In early November we came under sustained denial of service attack from Internet hosts in China attempting to exploit a misconfiguration in our server's operating system. The nature and origin of the attack, our previous history with the PRC, and the experience of others suggest that this maybe politically motivated and directed by the Chinese government. Protecting ourselves necessitated rebuilding part of the kernel and rebooting the system remotely. The failure of the system to properly boot into the new kernel caused a prolonged outage as we scrambled to find someone with the necessary access to get the system back into the previous configuration.
While the attacks continued and greatly degraded MIA performance, we were understandably cautious about rebuilding the kernel and trying again. On January 15, the server became unresponsive and we asked for it to be remotely rebooted, taking the opportunity to bring it up with the new kernel.
While this alleviated the previous issue, it seems to have uncovered another, more serious, problem with our CPU that causes random errors (machine check exceptions) and cause the system to reboot.
Each time the system reboots, it causes our RAID storage system to reinitialize and rebuild, a lengthy process that severely degrades performance. To make matters worse, the redundant disk in the array seems to be failing.

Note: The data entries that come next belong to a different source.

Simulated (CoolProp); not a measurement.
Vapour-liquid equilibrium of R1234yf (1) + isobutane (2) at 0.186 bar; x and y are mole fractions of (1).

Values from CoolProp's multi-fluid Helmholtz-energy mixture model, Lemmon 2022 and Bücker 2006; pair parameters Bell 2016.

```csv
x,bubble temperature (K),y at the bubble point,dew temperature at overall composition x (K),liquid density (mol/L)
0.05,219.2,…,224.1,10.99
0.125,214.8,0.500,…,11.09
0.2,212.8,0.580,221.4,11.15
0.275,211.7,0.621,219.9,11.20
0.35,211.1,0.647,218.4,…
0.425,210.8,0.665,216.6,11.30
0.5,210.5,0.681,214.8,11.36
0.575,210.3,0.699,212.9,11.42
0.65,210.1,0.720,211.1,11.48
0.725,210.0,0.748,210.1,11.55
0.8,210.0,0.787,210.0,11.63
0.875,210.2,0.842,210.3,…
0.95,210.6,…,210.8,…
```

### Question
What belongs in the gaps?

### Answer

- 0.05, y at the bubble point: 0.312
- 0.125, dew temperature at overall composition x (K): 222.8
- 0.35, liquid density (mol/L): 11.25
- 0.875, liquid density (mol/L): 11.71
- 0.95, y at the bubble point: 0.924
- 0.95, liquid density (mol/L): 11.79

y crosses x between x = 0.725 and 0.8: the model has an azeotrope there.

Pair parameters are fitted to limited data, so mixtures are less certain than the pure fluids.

As if that weren't bad enough, while attempting to make arrangements to buy a new server, we learned that our colocation facility will be closing on February 1, leaving MIA literally homeless.
At the moment, our redundant disk is back online and we are rebuilding the array to protect against data loss on the server. We also have offsite backups of all MIA content should the worst come to pass. We are furiously searching for new hosting space, but our data transfer needs (approximately 1.3TB a month) make this a very difficult choice compared with our previous non-profit host.
The bottom line: there is a significant probability that we will not be able to find and deploy an acceptable solution in time to meet the February 1 lights-out date. This means that the MIA will be off the air. We will make every attempt to bridge the gap with the help of our dedicated mirror operators though we may need to stop serving some of our more "expensive" content such as MP3s and PDFs. There is also a chance that our ultimate solution may require us to make a long-term evaluation of the type of content we serve and make things like PDFs available via alternate distribution channels (e.g. BitTorrent). However, despite our recent litany of seemingly fatal problems, the MIA remains a strong organization with a wealth of content, committed to providing the premiere electronic library of Marxist writings. Despite the political, technical, or economic pressures, rest assured that we will find a way to keep these works available to the world.